1. Describe the order model. What founder(s) of sociology is associated with this theory and why? What do order theorists emphasize when they study society? Use examples from chapter 3. Explain the relevance of this theory?
The Order Model (Functionalism). Functionalism is the oldest, and still the dominant, theoretical perspective in sociology and many other social sciences. A social system is assumed to have a functional unity in which all parts of the system work together with some degree of internal consistency. Functionalism also postulates that all cultural or social phenomena have a positive function and that all are indispensable. Distinctions have been made between manifest functions, those consequences intended and recognized by participants in the system, and latent functions, which are neither intended nor recognized.
The French sociologist Émile Durkheim argued that it was necessary to understand the “needs” of the social organism to which social phenomena correspond. Other writers have used the concept of function to mean the interrelationships of parts within a system, the adaptive aspect of a phenomenon, or its observable consequences. In sociology, functionalism met the need for a method of analysis; in anthropology it provided an alternative to evolutionary theory and trait-diffusion analysis.

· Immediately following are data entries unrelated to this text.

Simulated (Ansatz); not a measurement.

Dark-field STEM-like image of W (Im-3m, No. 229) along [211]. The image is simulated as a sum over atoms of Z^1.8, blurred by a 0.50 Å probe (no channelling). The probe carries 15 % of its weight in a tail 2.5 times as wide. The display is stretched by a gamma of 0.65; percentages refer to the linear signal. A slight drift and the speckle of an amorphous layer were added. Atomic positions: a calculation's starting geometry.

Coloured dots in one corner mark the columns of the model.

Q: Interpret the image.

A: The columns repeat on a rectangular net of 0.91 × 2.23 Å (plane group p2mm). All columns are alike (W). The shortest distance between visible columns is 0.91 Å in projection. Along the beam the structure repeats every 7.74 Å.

A theoretical approach to the study of social systems in societies in which social structures are described in terms of how they contribute to the maintenance of these systems. For example, sport maybe described in terms of its contribution to social integration.
Conflict theorists argue that that the social order supports the interest of the group wit power. Sport is organized at every level of society (youth, high school, college, professional) to exploit athletes and meet the goals of the powerful (prestige, public relations).